In tech-mature markets, cloud providers for storage, logistic providers for delivery, and digital payment gateways abound. This allows startups to remain asset-light, focus on delivering their core product, and offload the rest to specialized providers.

In many emerging markets, this “plumbing” if you will, is either absent or isn't reliable (enough). Logistics are fragmented, cash is preferred, and vendors’ service quality varies. For a startup, this slows down or hinders the delivery of their core product.

For some founders, the solution is simple. Build the infrastructure you need yourself. Organize the mess. Maybe you can even foster a moat in the process.

Here's how three companies The Realistic Optimist has covered have gone about this topic.

MAX (Nigeria)

Electric vehicles (EVs) promise lower running costs for gig workers, thanks to the replacement of petrol with theoritically cheaper electricity.

However, access to charging infrastructure remains scarce. Digital payments infrastructure also remains fragmented.

Nigerian startup MAX, which provides credit to gig workers to purchase EVs, chose to build the infrastructure itself.

Adetayo Bamiduro, CEO and cofounder of MAX, explains how they build ther own credit scoring infrastructure:

"Many of the drivers we finance lack both formal banking relationships and formal income statements we can use. We’ve had to innovate.

We have a set of questions, where we ask the drivers what they would do in multiple scenarios. The questions are designed to not feel like they have a “right or wrong” answer. We want to know what hypothetical choices they’d make in a variety of hypothetical situations, which helps us gauge credit-worthiness from a behavioral aspect.

Sample questions include: What is your typical day like? What expenses do you incur during the course of your business and how do you cope with payments? How do you overcome money challenges?

We’ve extended credit to over 50,000 drivers so far, so we’re starting to understand what traits make good or bad repayers. Our pattern matching sharpens as that number grows."

But also physical/tech infrastructure:

"We’ve had to build an IoT infrastructure to track utilization and localization of our vehicles and our batteries. We’ve had to build a digital wallet system to ensure that drivers’ repayments are digital (repayments in cash would dramatically increase operational complexity)."
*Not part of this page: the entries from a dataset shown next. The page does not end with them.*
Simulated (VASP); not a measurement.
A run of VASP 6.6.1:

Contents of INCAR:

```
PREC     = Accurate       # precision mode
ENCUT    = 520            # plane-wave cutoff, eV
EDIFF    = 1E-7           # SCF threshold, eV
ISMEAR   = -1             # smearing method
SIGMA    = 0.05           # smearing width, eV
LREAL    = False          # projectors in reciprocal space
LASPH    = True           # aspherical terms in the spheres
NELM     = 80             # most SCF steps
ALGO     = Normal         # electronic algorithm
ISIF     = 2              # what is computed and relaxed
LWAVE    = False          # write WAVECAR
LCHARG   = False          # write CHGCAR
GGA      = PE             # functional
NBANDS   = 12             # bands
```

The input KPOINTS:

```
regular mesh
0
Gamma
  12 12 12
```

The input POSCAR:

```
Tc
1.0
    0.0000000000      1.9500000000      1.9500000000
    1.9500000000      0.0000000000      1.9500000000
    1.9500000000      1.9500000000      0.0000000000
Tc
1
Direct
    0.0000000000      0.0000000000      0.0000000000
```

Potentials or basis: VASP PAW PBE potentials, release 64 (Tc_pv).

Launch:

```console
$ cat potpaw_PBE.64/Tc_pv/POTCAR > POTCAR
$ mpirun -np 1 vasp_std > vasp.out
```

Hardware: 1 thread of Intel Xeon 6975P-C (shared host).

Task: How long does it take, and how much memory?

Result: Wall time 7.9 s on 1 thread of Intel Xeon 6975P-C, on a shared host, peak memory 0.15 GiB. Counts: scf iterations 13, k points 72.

And last but not least, a battery-swapping network, which is becoming a revenue center:

"One of the new, promising verticals we’re expanding into is MAX Energy, which is battery swapping infrastructure. Users pay a subscription for access to the network as well as a price per battery they use.

Today, this infrastructure is mostly used by individual drivers but I project that companies with EV fleets will soon make up a much larger part of the customer base. I think MAX Energy will make up around 30% of the company’s revenue in the near future. "

Adetayo understands the counter-intiutive nature of this. However, he believes doing so is necessary in a context where being "asset-light" can sometimes be a pipe dream:

"Many startups understandably optimize to reduce complexity. But in emerging markets, so much of the infrastructure your company needs might not exist, so you have to build it yourself.

That adds complexity and costs, evidently. It’s a good muscle to exercise nonetheless, because the upside is potentially enormous. The investment we’re making laying out Nigeria’s battery-swapping infrastructure will pay off in the long-run. "

Excerpt from MAX: fueling EVs in Nigeria originally published in the Realistic Optimist.

RO Insights

MAX’s moat is a meticulously crafted, localized, credit-supporting infrastructure.

Restraining itself to the provision of credit alone would mean MAX competes with new entrants in the space. By laying out infrastructure these new entrants may need, it positions itself higher on the pyramid.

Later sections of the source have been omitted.